I was in a mentally (which i've found worse)than physical abuse,for many years,
and this is what i was told by people
what are your thoughts??
I have my own beliefs on this issue now,Im just curious to see what you guys think??

2007-10-03 13:08:19 · 14 answers · asked by Anonymous in Family & Relationships Marriage & Divorce

btw=i was 21 when i married

2007-10-03 13:10:38 · update #1

I have not posted my personal opinion on this (samantha) thats why I asked
It is a question see??

2007-10-03 13:23:25 · update #2

the question is ''is she responsible for the consequences shes suffered''???
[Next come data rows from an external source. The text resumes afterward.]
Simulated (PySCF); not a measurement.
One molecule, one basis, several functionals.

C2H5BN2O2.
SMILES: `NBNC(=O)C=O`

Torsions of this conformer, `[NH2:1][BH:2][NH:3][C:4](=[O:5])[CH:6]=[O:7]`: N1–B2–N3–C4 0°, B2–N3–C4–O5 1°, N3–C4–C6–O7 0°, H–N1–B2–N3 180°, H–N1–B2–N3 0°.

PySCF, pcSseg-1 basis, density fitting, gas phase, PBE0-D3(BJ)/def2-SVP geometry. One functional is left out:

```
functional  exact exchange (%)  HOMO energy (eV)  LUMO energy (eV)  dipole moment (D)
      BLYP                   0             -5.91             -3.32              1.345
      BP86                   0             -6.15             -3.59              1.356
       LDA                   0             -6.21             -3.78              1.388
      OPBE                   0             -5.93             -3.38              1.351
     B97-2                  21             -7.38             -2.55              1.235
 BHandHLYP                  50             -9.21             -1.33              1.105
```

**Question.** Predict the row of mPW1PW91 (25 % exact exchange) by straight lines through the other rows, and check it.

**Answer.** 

2007-10-03 13:25:35 · update #3

14 answers

Actually this mentality that it is the victims fault is part of the reason why women STAY, not leave. They feel it's their own fault and that they deserve the treatment they are recieving. It is not the victims fault, and although they may want to leave they may be scared or may not feel they deserve anything better. Mental abusers make you feel like you are worthless and that you can not survive without them because you are stupid and ugly and no one else will have you. They isolate you fromyour friends and family so you can't reach out for help and the chip away at your self esteem until you believe what they are saying.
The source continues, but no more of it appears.